3. Generation of arbitrary paraxial beams via CGH and their optical characterization

3.1. Design of CGH for beam generation

It is well-known [4] that an arbitrary scalar complex field described by

f (x, y) = a (x, y) exp [i ϕ (x, y)],

where a(x,y) and ϕ(x,y) are the amplitude and phase distribution respectively, can be encoded as a phase CGH with a transmittance function

H (x, y) = exp [i ψ (a, ϕ)] .

The encoding phase ψ(a, ϕ) can be found representing H(x,y) as a Fourier series in the domain of ϕ(x,y). For instance, in [6] it is demonstrated that f(x,y) is recovered from the first-order term of such Fourier expansion by using the following hologram phase modulation function:

ψ (a, ϕ) = g (a) sin ϕ,

if the condition J₁ [g(a)] = a, is fulfilled for every value of the normalized amplitude a(x,y) ∈ [0, 1], where J₁(ρ) is the Bessel function of first order. Inverting the latter relation the function g(a) is defined, see [6] for further details. There exists another encoding approach, reported in [5], with hologram phase modulation:

ψ (a, ϕ) = g (a) ϕ,

and inversion condition sinc[1 – g(a)] = a, where sinc(ρ) = sin (πρ)/πρ. Both types of CGHs are useful for the generation of arbitrary beams as demonstrated in [6] and [30]. We underline that other types of CGHs studied in [4, 6, 31] are limited because they require the design of an specific aperture for each signal, and therefore they are less versatile. To isolate the encoded field f(x,y) from other terms of the Fourier expansion, a carrier phase φ_c = 2π(u₀x + v₀y) is added to the modulation function: ψ(a,ϕ + φ_c) mod 2π. The further spatial filtering, that can be optically performed using a 4-f telescopic system, permits to select the corresponding term according to the value of spatial frequencies (u₀, v₀).

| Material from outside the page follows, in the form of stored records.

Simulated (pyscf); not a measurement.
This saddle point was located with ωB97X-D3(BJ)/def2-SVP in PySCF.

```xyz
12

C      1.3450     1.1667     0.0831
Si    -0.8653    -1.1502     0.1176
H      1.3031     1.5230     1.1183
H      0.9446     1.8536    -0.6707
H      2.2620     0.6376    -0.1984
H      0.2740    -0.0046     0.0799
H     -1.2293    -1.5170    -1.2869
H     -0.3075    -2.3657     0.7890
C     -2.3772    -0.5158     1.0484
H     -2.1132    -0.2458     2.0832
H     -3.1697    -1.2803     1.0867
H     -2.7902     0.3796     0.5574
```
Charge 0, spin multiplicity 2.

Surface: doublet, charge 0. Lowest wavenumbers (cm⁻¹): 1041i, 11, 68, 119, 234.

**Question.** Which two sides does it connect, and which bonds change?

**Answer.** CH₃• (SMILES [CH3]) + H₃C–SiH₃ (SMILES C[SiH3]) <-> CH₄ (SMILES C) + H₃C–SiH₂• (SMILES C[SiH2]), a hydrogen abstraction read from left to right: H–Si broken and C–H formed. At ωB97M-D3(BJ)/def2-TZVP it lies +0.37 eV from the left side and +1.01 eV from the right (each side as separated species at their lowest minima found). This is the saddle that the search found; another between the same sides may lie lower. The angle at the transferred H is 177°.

To estimate the quality of the experimentally generated beam, it is usual to compare its intensity distribution measured at the image plane with the theoretical one [6, 31, 32]. However, this information is not complete because the phase is not taken into account. In this work we propose a beam characterization technique to analyze both the intensity and phase distributions, which fully describe the beam propagation. For phase retrieval the iterative technique discussed in the previous section is used. The quality of a beam synthesized by CGH depends not only on the encoding method but also on the properties of the SLM and the entire optical setup used for the field generation. As we will show in the next section 3.2, the same phase retrieval technique can also be applied to detect aberrations of the optical system, which can be compensated during the hologram generation process. These adaptive CGHs increase the feasibility of the synthesized beams.

3.2. Experimental setup and its optical characterization

The scheme of a typical experimental optical setup used for beam generation via CGH is depicted in Fig. 4(a). A linearly polarized collimated beam is modulated by the CGH addressed into a SLM. In our case we use a Nd:YAG laser (λ = 532 nm), with output power of 300 mW and a reflective LCoS-SLM (Holoeye PLUTO, 8-bit gray-level, pixel pitch of 8μm and 1920 × 1080 pixels) operating in phase-only modulation, which was calibrated for a 2π phase shift at λ = 532 nm. The LCoS display performance depends on the electrical signal scheme addressed to the SLM device. Such an electrical signal yields different polarimetric responses of the display as for example the phase-shift obtained [33]. In order to avoid efficiency degradation in beam generation due to high time fluctuations of the displayed phase, we implement the so-called “5-5(543)” electrical signal scheme provided by the SLM manufacturer that is not often set by default. This configuration gives better efficiency of the displayed phase even for phase-shift shorter than 2π, as demonstrated in [33]. An exhaustive study about LCoS’s optical performance and its characterization can be found in [33, 34].

Fig. 4 (a) Experimental setup for generating arbitrary paraxial beams. The SLM displays a CGH associated to the complex signal to be generated. BS is a cube beam splitter, L₁ and L₂ are spherical relay lenses (with a diameter of 5.1 cm) working as telescope 0.4×, focal lengths: f₁ = 25 cm and f₂ = 10 cm, in our case. Pinhole P is located at Fourier plane of L₁ for spatial filtering. (b) SLM’s area for CGH addressing, imaged at plane z₀ = 0. Retrieved phase ϕ_ab(x, y) of this region before (c) and after correction (d), see Table 1.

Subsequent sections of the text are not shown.